Graham Reid | | 3 min read
On this side of the Tasman, Ian “Molly” Meldrum probably means as much to rock aficionados as Karyn Hay means to Australians.
All that might be about to change however with the doco Molly;The Real Thing screening on Prime Rocks this Tuesday (8.35pm) . . . and it is followed next week in the same time slot by the two-part docu-drama Molly about Meldrum's colourful life.
There's also a triple CD set Do Yourself a Favour which is the soundtrack to the mini-series and includes internationals (we allow for Dragon, the Swingers and Split Enz to be so described) alongside Australian acts.
Recognisable for his distinctive cowboy Stetson, ubiquitous presence on television, radio, concerts and awards shows, and for being a producer, critic launching the careers of numerous Australian bands, Meldrum is a large (and tall) legend in the Australian music business.
He not only broke local bands as writer for Go-Set magazine in the mid Sixties but through the Countdown music television show he founded and fronted in the Seventies, introduced striking internationals – Kiss, Blondie, the B52s, Village People among them – to the wider public through the small screen.
The tribute doco Molly, The Real Thing – with often hilarious anecdotes by Kylie, Shane Warne, Jimmy Barnes and others – offers the arc of Meldrum's life: the country boy who moved to Melbourne to be a journalist and asked to stay with musician Ronnie Burns' family and stayed h nine years . . . the far who fainted when introduced to John Lennon in London but shortly after ended up working at Apple . . . the producer of the extraordinary Russell Morris single The Real Thing . . . the man described as a Phil Spector for his aural astuteness and sensibilities . . . . . . the man who founded and fronted Countdown and championed unsigned artists on the show . . . the first openly gay man in the Australian media in the Seventies . . . the friend of Madonna, Elton, Duran Duran and dozens of others . . .
Meldrum was an unrepentant lover of pop music, was a footie fan and comfortably gay man (who had girlfriends and trannie friends), stacked his home with Egyptian artefacts and kitsch (“He was probably into bandage,” says Suzi Quattro who then falls over laughing at her joke), a father to an adopted son Morgan, a man fiercely loyal to his many friends . . .
The tribute was doubtless prompted by the accident which just about killed him in 2011 – he fell off a ladder – but Molly Meldrum is still out there although largely absent from the public eye.

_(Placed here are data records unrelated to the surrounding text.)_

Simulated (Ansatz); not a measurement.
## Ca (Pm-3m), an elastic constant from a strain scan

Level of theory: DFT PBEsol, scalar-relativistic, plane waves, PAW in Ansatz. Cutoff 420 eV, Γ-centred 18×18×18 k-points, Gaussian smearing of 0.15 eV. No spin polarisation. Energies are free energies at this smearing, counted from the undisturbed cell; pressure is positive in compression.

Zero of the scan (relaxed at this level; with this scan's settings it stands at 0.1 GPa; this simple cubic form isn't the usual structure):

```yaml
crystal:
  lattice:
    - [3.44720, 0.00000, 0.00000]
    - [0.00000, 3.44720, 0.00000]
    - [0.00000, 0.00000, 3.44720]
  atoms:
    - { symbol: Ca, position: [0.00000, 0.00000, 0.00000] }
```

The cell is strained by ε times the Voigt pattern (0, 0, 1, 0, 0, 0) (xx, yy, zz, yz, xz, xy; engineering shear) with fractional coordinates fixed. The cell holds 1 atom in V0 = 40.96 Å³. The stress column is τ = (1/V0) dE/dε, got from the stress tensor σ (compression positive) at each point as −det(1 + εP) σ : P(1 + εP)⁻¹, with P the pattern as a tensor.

With his distinctive Stetson and catchphrase (“Do yourself a favour” when recommending albums or artists), Meldrum cut a wide swathe through the Australian and international rock media and could be as outrageous as Freddie Mercury but was as beloved by Aussie rules players as he was by musicians.
If the man means little to you, then be prepared to be surprised.
The two-part Molly film takes a more freewheeling approach through flashbacks,
As Meldrum, Samuel Johnson (apparently chosen for the part by Molly himself) brings a suitably manic and sometimes flamboyant presence to the screen. The recent accident provides the pivotal incident to start the film and a point it circles back to, allowing for flashbacks into fleeting moments from rock clips and re-enactments of his childhood.
And thereafter – with walk-on roles for someone as the young and bearded Michael Gudinski, and others as the early, fully made-up Split Enz “from New Zealand” (“That makes sense,” says the ABC canteen lady) – it's a bit of cliched account of the heretical Molly's approach to television's conservatism and stiff shirts (portrayed as wide-lapel archetypes against Molly's larrikin pals and paramours).
Until it hits its upward trajectory about half an hour into the first episode with a clip of “John Paul Young” doing Yesterday's Hero. Getting your shirt ripped off has always been great rock'n'roll, no less so in the Seventies than the Fifties.
Molly Meldrum – who had no input into the tribute film – was larger than life and the outpouring of concern when he had that accident confirms what many said, he was probably the most beloved person in Australia.
As Sixties pop singer Normie Rowe observes of this star who admired musicians and became on of them, “His career was longer than that of the people he wanted to be”.